Local Means You Own the Failure
Local TTS means text becomes audio on the user’s device, or on infrastructure you explicitly control. No hosted synthesis API gets to sit on the critical path.
That buys you real advantages:
- Privacy: Sensitive information never needs to leave the device.
- Resilience: Speech functionality persists regardless of network availability or reliability.
- Cost predictability: You are freed from the recurring burden of per-character billing.
- Latency reduction: Network round-trips are eliminated from the critical path.
- Product continuity: Your application continues to speak even if a cloud vendor alters their pricing, limits, or terms of service.
But independence sends the bill somewhere else:
- Curating and bundling appropriate voice models.
- Managing platform-specific binaries.
- Normalizing raw text prior to synthesis.
- Orchestrating audio playback mechanisms.
- Benchmarking and mitigating latency on constrained hardware.
- Navigating the licensing labyrinth for both engines and voice models.
- Executing model updates without fracturing existing installations.

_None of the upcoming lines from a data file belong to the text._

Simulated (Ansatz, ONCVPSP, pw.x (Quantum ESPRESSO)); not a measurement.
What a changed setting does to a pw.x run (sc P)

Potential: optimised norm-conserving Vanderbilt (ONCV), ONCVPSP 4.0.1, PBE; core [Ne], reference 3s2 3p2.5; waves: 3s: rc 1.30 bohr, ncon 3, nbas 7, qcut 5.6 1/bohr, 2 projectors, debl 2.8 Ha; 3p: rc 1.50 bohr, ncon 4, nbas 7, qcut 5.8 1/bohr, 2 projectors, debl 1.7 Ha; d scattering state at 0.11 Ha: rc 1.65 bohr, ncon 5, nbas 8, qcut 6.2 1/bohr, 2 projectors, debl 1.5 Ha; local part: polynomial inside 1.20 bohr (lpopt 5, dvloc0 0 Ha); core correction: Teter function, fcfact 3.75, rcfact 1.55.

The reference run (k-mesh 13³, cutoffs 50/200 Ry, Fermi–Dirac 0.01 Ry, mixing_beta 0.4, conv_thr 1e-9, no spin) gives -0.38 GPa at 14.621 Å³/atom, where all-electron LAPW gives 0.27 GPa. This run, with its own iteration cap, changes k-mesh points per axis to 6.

This trade is worth making when speech is core to the product, when private text must stay private, or when the device has to work off the grid. If speech is a decorative flourish, rent the API and move on.
The 2026 Engine Landscape
As of April 2026, four engines belong on the whiteboard:
- Piper
: A strong first engine for fast local neural speech, with a straightforward CLI and an embedding-friendly architecture. Managed by the Open Home Foundation, it embeds eSpeak NG for phonemization (its latest stable release at the time of writing is
v1.4.2). - sherpa-onnx : The serious choice when you need a broader offline speech toolkit with native and mobile integration. It reaches beyond TTS into automatic speech recognition (ASR) and voice activity detection (VAD).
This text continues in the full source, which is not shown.